They seem almost hip. After all, everyone from the actress Dakota Fanning to Princess Eugenie to Madonna's daughter Lourdes Leon to Fantasia from "American Idol" has revealed a silver smile. And the singer Carrie Underwood even told InStyle magazine that her smile - which she said was courtesy of her orthodontist - was her favorite body part.
Of course, these folks can afford braces, which can be an expensive rite of passage for people with more normal incomes. Still, compared to college tuition, $5,000 (or more) per mouth starts to seem like a bargain.
My husband and I never wore braces. Like many others from our generation, we don't boast absolutely perfect teeth, by 2012 standards. But they're not bad. Will we ever opt for orthodontic work and make braces a family affair? Probably not.

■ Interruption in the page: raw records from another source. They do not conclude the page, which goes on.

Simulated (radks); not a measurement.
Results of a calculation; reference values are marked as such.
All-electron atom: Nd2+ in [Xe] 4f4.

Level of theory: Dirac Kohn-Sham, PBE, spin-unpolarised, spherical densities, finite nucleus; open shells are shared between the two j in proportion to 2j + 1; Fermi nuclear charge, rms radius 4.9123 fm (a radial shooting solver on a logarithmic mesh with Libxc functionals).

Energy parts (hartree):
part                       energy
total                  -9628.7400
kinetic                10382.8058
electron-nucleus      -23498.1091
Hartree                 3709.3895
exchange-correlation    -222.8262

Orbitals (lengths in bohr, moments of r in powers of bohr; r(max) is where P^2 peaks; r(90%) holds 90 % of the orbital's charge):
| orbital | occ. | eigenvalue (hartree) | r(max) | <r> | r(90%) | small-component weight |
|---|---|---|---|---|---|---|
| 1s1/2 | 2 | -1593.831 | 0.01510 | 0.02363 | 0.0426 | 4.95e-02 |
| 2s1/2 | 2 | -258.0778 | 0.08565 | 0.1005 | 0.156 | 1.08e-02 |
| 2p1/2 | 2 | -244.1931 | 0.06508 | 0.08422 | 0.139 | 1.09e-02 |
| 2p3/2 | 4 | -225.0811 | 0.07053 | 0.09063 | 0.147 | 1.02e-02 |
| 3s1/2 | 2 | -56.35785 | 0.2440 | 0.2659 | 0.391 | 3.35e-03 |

Yet these days many adults do choose to get braces when they're well past their teen years. And why not? They've had plenty of celebrity role models such as Tom Cruise, Danny Glover, Faye Dunaway, and Nicholas Cage. (The president of the American Association of Orthodontists told WebMD that adults now represent nearly 20 percent of braces wearers.)
The braces-are-no-big-deal attitude seems to have been around even a decade ago. In fact, in a 2003 study conducted for the American Association of Orthodontists, 86 percent of moms said braces were cooler then than when they were kids. And 69 percent said wearing them made their kids feel cool. Also, 78 percent of moms who had braces when they were kids said they were one of the best investments their parents made for them.
They make teeth look better - but they also make it easier to bite, chew, floss, and brush. And they're available not just in the traditional silver. Many people get clear, plastic, custom-made aligners, like Invasalign. And some even get brackets and wires that are hidden behind their teeth instead of on the front of them. (Do these folks still cheer on "braces off" day?)